The best data available draws a subtle but important distinction: there doesn’t seem to be evidence that an innings bump, ALONE, increases the likelihood of injury, but pitching while fatigued or improperly ramped up does. So, then, it’s not hard to see how the two things could be tied together – you ramp up too quickly so as to reach a certain innings level, and you get hurt. Or you wear down later in the year earlier in your starts, which causes you to pitch while fatigued more often, and you get hurt. Neither case is strictly and solely about the innings bump, but there’s a relationship there.
This rings true for Baltimore. Orioles starters are not going long lately, and the bullpen is being forced to cover a high amount of innings. Orioles management’s already-aggressive strategy of regularly rotating arms suggests that managing the innings bump’s effect on arms is a real, live concern. On the other hand, if this were all of it, a lot of teams would be experiencing statistical regressions right now.

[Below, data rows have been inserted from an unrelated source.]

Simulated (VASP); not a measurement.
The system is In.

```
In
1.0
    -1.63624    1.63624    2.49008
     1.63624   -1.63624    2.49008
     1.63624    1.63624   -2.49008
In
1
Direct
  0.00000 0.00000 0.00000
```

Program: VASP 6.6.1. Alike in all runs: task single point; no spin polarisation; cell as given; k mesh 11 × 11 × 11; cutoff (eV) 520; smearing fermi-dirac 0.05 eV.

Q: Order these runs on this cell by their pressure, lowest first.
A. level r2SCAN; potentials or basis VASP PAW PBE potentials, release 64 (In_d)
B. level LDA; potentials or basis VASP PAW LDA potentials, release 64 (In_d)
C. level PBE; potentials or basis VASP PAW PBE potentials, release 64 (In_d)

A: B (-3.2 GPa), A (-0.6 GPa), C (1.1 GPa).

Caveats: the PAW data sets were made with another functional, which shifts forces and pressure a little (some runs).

Another factor is strength of schedule. The Orioles have played 22 of 43 games against the AL East, the only division in baseball with four teams with a record above .500. (Hint: none of those is the Orioles.) The Orioles have baseball’s third-hardest schedule, give or take, and the latest stretch of games has been typical of this challenge. Nine of the Orioles’ last eleven games have been against AL East teams, seven of the last twelve against Top-5 offenses, and twenty-four straight games were against teams with winning records.
Finally, there’s the hypothesis that the Orioles’ recent badness is what CamdenChatter jim66 calls “Achieving your destiny,” or what statisticians refer to as “regression to the mean.” Is April (the good) the true Orioles or May (the bad)?
One way to look at it is in terms of expected team outcomes. According to Fangraphs’ 2021 predictions, the Orioles are a 67-95 team that should score 4.23 runs per game and give up 5.02. So far, the record is more or less right, but the runs scored prediction is high—even as the offense has picked up—and the team, even at their current rate, isn’t giving up as many runs as predicted. This could mean that Orioles pitching will get worse, in line with pre-season predictions. Or it could mean that all bets are off in a year where offense has gone missing, league-wide.
Happily, it looks like the latter. At the individual pitcher level, it’s hard to generalize across the staff. But by looking at the difference between pitchers’ actual ERA and expected ERA (or FIP), you get a sense that many Orioles pitchers have actually been unlucky thus far: Paul Fry, with a 2.81 ERA, Keegan Akin, whose ERA is fully double his FIP, and many others: Dean Kremer, Tyler Wells, Jorge López, and Shawn Armstrong. On the other hand, there are some pitchers likely due for a regression at some point: Tanner Scott, John Means, Bruce Zimmermann, Adam Plutko, Cole Sulser, and César Valdez.
Overall, though, the truth is optimistic for this team as a collective. According to FanGraphs, the Orioles bullpen is better than it’s pitching right now, given an xFIP that is way lower than their ERA. The same is true for Orioles starters. Plus the bullpen’s K/9 rate (12.41) is third-best in the majors, another good sign for the relief corps: if the peripherals are good, even when the results are bad, statistical improvement is likely.
All in all, what can be taken from this is that, with pitching dominant throughout the league right now, and many Orioles throwers underperforming their expected totals, it’s plausible to think that this team will get better. Let’s hope so—and that the improvement is timed to coincide with decent offense—because the last week, the team’s been almost unwatchable.